One of the pressing problems that the world faces in the era of climate change is how to grow enough healthy food to meet the increasing global population, even as soil contamination rises. Research recently published in Nature Food by an international team of scientists led by the University of Massachusetts Amherst, Guangdong University of Technology, and Central South University of Forestry and Technology, has shown that nutrients on the nanometer scale can not only blunt some of the worst effects of heavy metal and metalloid contamination, but increase crop yields and nutrient content.

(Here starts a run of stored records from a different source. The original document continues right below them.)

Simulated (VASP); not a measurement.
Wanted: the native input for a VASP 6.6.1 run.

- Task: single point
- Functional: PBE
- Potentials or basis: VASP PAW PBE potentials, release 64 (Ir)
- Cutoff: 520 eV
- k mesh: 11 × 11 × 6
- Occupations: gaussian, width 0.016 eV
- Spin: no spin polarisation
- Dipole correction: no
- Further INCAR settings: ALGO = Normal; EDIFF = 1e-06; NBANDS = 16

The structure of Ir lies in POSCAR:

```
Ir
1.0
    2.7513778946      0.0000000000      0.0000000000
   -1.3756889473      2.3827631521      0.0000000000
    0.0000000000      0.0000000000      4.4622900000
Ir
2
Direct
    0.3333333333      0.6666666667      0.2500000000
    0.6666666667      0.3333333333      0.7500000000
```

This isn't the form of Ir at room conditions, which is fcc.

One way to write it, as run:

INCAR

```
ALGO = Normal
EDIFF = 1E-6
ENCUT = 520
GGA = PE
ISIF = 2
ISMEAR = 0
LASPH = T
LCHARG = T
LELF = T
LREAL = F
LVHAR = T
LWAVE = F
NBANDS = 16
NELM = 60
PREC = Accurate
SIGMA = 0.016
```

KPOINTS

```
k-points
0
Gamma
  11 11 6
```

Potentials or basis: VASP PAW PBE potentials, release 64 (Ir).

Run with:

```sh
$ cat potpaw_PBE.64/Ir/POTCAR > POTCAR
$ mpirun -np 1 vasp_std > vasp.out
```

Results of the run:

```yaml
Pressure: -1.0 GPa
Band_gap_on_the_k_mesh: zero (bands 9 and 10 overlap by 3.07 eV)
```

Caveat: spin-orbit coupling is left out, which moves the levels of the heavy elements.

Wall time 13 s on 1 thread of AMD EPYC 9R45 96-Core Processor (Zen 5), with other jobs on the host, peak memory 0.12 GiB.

Caption: Nanomaterials can enter plants through above-ground tissues and root tissues. Soil rhizosphere microorganisms, soil particles, organic matter and rhizosphere deposits can also influence NM uptake in plants. Credit: 10.1038/s43016-024-01063-1 Courtesy of University of Massachusetts Amherst

An October 15, 2024 University of Massachusetts Amherst news release (also on EurekAlert), which originated the news item, describes the problem and the proposed solution, Note: Links have been removed,

“Much of the world’s arable soil is contaminated by heavy metals, like cadmium, lead and mercury, as well as metalloids, like arsenic and selenium,” says Baoshan Xing, University Distinguished Professor and director of the Stockbridge School of Agriculture at UMass Amherst. Xing, who is also the paper’s senior author, notes that such contamination puts severe stress on the ability to grow staple crops, which also affects the nutritional value of the crops that manage to survive. “We need to come up with solutions to reduce the heavy metals that wind up in our food,” says Xing, and one approach that has shown promise is the use of nutrients at nanoscale, or what he calls a “nano-enabled” agriculture.


The bulk fertilizers that you may be more familiar with are made up of large particles, which aren’t as readily absorbed by the crop. This means that farmers need to apply more, which then increases the levels of fertilizer runoff into streams, lakes and the ocean. However, crop nutrients at the nanometer scale can be specifically designed and mixed for particular crops, growing conditions and application methods, and engineered so that the target plant can most efficiently absorb the nutrients into its system, cutting down on the amount of fertilizer needed, keeping costs down and limiting runoff.

Though nanomaterials are already available on the agricultural market and have plenty of peer-reviewed science looking at their effect on the soil and crop growth, Xing and his colleagues’ research is the first comprehensive account of the effectiveness of nanomaterials as a class, with results that offer practical insights to help steer sustainable agriculture and global food safety.

“We collected data from 170 previous publications on the effectiveness of nanoparticles in reducing heavy metal and metalloid uptake,” says Chuanxin Ma, the paper’s co-lead author who completed his doctoral training at UMass Amherst’s Stockbridge School of Agriculture and is now a professor at China’s Guangdong University of Technology. “From those 170 papers, we collected 8,585 experimental observations of how plants respond to nanomaterials.”

The team then conducted a meta-analysis on this enormous trove of data, running it through a series of machine-learning models to quantify the effect of nanomaterials on crop growth and metal and metalloid uptake, before finally testing a flexible quantitative approach, known as the “IVIF-TOPSIS-EW method,” that can illuminate how to choose different types of nanomaterials according to a range of realistic agricultural scenarios.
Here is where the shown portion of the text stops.